Take advantage of these dry but crisp conditions. It’s time to get out the rake!

* Rake leaves away from storm drains and keep gutters clear.

* Fallen leaves can be used for mulch and compost. Chop up large leaves with a couple of passes with a lawn mower.

* Prune non-flowering trees and shrubs while they’re dormant. Without their foliage, trees are easier to prune.

* Rake and remove dead leaves and stems from dormant perennials.

* Make sure to take frost precautions with new transplants and sensitive plants. Mulch, water and cover tender plants in the late afternoon to retain warmth.

* Succulent plants are at particular risk if temperatures drop below freezing. Don’t water succulents before frost; cover instead. Use cloth sheets, not plastic. Make sure to remove coverings during the day.

* Clean and sharpen garden tools before storing for the winter.

* Brighten the holidays with winter bloomers such as poinsettias, amaryllis, calendulas, Iceland poppies, pansies and primroses.

* Keep poinsettias in a sunny, warm location. Water thoroughly. After the holidays, feed your plants monthly so they'll bloom again next December.
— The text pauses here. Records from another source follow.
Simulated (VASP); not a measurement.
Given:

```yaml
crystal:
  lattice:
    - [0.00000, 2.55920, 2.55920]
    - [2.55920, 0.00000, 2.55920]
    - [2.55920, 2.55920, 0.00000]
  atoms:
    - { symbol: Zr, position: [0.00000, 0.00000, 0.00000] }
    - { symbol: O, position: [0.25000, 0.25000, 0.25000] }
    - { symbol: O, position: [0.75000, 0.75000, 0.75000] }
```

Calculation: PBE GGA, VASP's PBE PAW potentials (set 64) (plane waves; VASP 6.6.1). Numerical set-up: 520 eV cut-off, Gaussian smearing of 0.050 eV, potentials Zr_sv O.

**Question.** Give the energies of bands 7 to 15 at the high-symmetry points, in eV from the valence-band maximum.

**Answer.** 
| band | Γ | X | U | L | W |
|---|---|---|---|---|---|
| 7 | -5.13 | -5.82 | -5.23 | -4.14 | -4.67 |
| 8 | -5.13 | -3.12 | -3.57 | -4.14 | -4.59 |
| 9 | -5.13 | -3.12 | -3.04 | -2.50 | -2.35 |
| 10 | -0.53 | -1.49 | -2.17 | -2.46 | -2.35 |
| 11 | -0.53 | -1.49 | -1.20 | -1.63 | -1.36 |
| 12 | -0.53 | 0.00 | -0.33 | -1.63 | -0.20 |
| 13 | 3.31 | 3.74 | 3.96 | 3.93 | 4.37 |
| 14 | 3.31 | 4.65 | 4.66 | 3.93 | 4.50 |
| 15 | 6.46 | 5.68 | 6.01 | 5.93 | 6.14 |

* Just because it rained doesn't mean every plant got watered. Give a drink to plants that the rain didn't reach, such as under eaves or under evergreen trees. Also, well-watered plants hold up better to frost than thirsty plants.

* Plant garlic (December's the last chance -- the ground is getting cold!) and onions for harvest in summer.

* Bare-root season begins. Plant bare-root berries, kiwifruit, grapes, artichokes, horseradish and rhubarb. Beware of soggy soil. It can rot bare-root plants.